AG Holder Makes News at Vera-Leadership Conference Event on Bipartisan Criminal Justice Reform

Mary Crowley Former Vice President for Communications & Public Affairs
Feb 14, 2014

Bipartisan support for criminal justice reform was strong at a symposium co-sponsored by Vera and The Leadership Conference Education Fund called “A Conversation on Criminal Justice: A Call to Action for the Nation.” The event, held at Georgetown Law School in Washington, DC on Tuesday, February 11, featured U.S. Attorney General Eric Holder, members of Congress, and a panel of experts.

“Now is the time to build a movement to end mass incarceration and build a more efficient, humane criminal justice system,” said Wade Henderson, President and CEO of The Leadership Conference on Civil and Human Rights and The Leadership Conference Education Fund, in introducing General Holder. In the news-making speech that followed, Mr. Holder called for reexamination of felony disenfranchisement policies that disproportionately affect minorities and contribute to recidivism.

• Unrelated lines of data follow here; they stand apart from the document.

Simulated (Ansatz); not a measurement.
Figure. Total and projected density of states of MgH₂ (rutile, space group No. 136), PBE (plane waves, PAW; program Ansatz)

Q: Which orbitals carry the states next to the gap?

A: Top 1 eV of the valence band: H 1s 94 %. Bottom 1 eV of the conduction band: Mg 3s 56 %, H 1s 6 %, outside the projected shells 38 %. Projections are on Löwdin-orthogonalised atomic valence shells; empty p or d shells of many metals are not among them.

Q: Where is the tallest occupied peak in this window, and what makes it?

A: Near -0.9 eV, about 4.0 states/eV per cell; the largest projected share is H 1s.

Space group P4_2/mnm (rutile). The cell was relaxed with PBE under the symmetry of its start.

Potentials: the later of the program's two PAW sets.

He also spoke about the bipartisan support for criminal justice reform and his support for the Smarter Sentencing Act.

This bipartisanship was echoed in remarks from members of Congress from both sides of the aisle, as well as the panel representing a variety of perspectives. Also notable was widespread agreement about socioeconomic consequences of mass incarceration. Senator Mike Lee (R-UT), a lead sponsor of the Smarter Sentencing Act, noted that the criminal justice system is in need of reform because its successes have created new challenges resulting in frayed communities that lock the families of people who are incarcerated into a different kind of institution of poverty and isolation. Senator Rand Paul (R-KY) also said that we need to address the cycle of incarceration, poverty, and re-incarceration at the state and federal level. Saying that “mandatory minimums are the tip of the iceberg,” he shared stories of lengthy mandatory sentences for first-time low-level drug offenders and other nonviolent offenses. Noting that reform is truly a bipartisan issue, Senator Sheldon Whitehouse (D-RI) said, "We cannot incarcerate our way to keeping the public safe." And Representative Bobby Scott (D-VA) said that evidence-based sentencing practices can help youth stay on track and reduce crime.

The members of a panel moderated by Christine Leonard, director of Vera’s Washington, DC office, represented a range of perspectives yet found common ground on many of the same issues. Panelists included Laura Murphy, director of the ACLU's Washington legislative office; Craig DeRoche, president of Justice Fellowship; Rabbi Aaron Lipskar, executive director of the Aleph Institute; and John Malcolm, director of the Heritage Foundation’s Edwin Meese III Center for Legal and Judicial Studies.

In delivering the event’s opening remarks, Vera President Nick Turner said, “For far too long, our criminal justice system has resulted in egregious disparities for the very same people and communities that we will increasingly rely upon to fuel the nation’s prosperity and growth.” Welcoming the consensus emerging to address these issues, he noted that we are at an auspicious moment. “As we look back, 2014 marks the 20th anniversary of the landmark 1994 crime bill. That comprehensive legislation contained many measures that changed the landscape and, in so many ways, impacted the framework for where we are today.”

To mark this moment, Mr. Turner announced that Vera is embarking on a dialogue called the “Crime Bill at 20”— its legacy, the lessons learned, and how we can forge a path ahead. Vera also released “A Playbook for Change? States Reconsider Mandatory Sentences,” the first in a series of reports on sentencing trends related to the anniversary. Visit the Crime Bill at 20 page on Vera’s website for more, including video of Mr. Holder’s speech.

Pictured from left is Hillary Shelton, NAACP; Craig DeRoche, Justice Fellowship; Nick Turner, Vera Institute of Justice; Laura Murphy, ACLU; Attorney General Eric Holder; William Treanor, Georgetown University Law Center; Wade Henderson, Leadership Conference for Civil Rights; John Malcolm, Heritage Foundation; and Rabbi Aaron Lipskar, Aleph Institute.